December 1, 2007

The Kase for Kansas

Quick, name the BCS teams that had only one conference loss this season. There are three: Ohio State, Virginia Tech, and Kansas. Ohio State is in the title game, Virginia Tech is unlikely to make it because of a bad loss to LSU, and Kansas is about to get screwed.

We can all agree that all things being equal, a team that wins its conference should be ranked ahead of a team that does not. We can also all agree that if Team A beats Team B then Team A should be ranked ahead of Team B. So why should KU get in ahead of everybody else? The answer is easy, all things are not equal.

A few things to say first about this season.
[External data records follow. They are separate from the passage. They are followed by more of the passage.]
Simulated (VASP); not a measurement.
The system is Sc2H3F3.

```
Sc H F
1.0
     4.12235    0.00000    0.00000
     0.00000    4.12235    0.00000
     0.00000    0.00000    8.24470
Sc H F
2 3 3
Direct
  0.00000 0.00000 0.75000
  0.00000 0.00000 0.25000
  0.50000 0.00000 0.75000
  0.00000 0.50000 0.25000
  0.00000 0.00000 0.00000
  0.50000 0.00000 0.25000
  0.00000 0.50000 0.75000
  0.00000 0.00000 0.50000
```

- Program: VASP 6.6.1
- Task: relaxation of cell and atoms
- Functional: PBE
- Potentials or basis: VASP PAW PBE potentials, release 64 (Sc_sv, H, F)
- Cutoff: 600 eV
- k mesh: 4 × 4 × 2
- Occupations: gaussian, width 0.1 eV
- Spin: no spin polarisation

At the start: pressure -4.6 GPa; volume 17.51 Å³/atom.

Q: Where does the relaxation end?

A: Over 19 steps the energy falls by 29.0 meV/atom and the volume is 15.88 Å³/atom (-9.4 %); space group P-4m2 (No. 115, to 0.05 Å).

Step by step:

A lot of media folks are going to say that every team other than the team chosen for the #2 spot is getting screwed. The reality is that only KU is going to get screwed. No team "deserves" the #2 spot. In college football, when you lose two games, you have no argument that your team should be in the national championship game. None. Whatsoever.

The fact of the matter is that KU has one loss to a top five team at a neutral site by eight points. No two-loss team can compete with that. Considering that KU did not get the chance to play for its conference title because it plays in one of two divisions in all of college football where 7-1 did not get it done, it becomes even harder to defend the "not a conference champion" argument.

Finally, other than the conference champion argument, there is the schedule argument. Kansas quite clearly played a cupcake schedule. But the thing about this season is that everybody sucked. The media is going to talk about how KU didn't beat anybody, and it's true. But nobody beat anybody. LSU, who probably played among the toughest schedule in the country, only beat two teams with fewer than four losses, and one with fewer than three. Not exactly your typically tough SEC schedule.

The media will gripe about how this year finally proves that a playoff is needed. The truth, however, is that it is only their idiocy that will prevent the true deserving #2 team from getting to New Orleans. Ohio State clearly deserves to go. Virginia Tech has a 41-point loss on its schedule. UGA has an ugly 21 point loss on the books and did not win its conference. USC lost to Stanford. Nothing needs to be said about Mizzou and WVU. Screw OU. Appy State has losses to Georgia Southern and Wofford.

The point is, nobody really deserves the #2 spot, but KU doesn't not deserve it most.

4 comments:

JBRATER said...

HAWAII!!!

Schedule was really just about as tough as Kansas and OSU, and they beat Washington just as convincly as OSU did!!!

And they're undefeated!

And don't rip on Appy - those were both playoff teams they lost to, and they're only 2 wins away from a third straight title. HOT HOT HOT!!!

Anonymous said...

And why is Ohio State the write-in favorite for number 1? I understand that there is a prevailing aura of parity in the college football world this year, but there are plenty of teams who are better than or at least competetive with the two teams we saw in the NCG last year. Ohio State is not one of them. They are not as good as they were last year, and last year's team played as if it didn't belong on the big stage. So why is it that just because their season ends before Thanksgiving, they get to sit around and watch better teams play their way out of a spot in a National Championship? As Frank Calliendo says in his Charles Barkeley impersonation, "that's terrible. Now back to you, Ernie."

Abram said...

While I am in Spain, not all opinions expressed are mine. I, for one, put more stock in the fact that you should have to win your conference to win it all. I also see this season as the best example yet of the need for some form of a playoff to decide this undecideable issue ON THE FOOTBALL FIELD! I'd say some form of a "flex system." Jeff disagrees.

Anonymous said...

First of all, thanks Jeff. Second of all, I'm not sure I can wholeheartedly agree. Your central argument: "all things are not equal," is quite true, but in the sense that this is never equal in college football. I can't comfortably argue we deserve it more than Oklahoma; they beat the team we lost to twice and won the conference. I'm not even comfortable saying we deserve it more than Hawaii, nor LSU with their strength of schedule and conference title. What we need is an 8-team playoff system with the six conference champs and two at-larges, one of which is of a non-major conference and the other of which is determined by the BCS computer system (which would likely be Kansas this year). That's the only thing that seems really fair to me; this system doesn't work.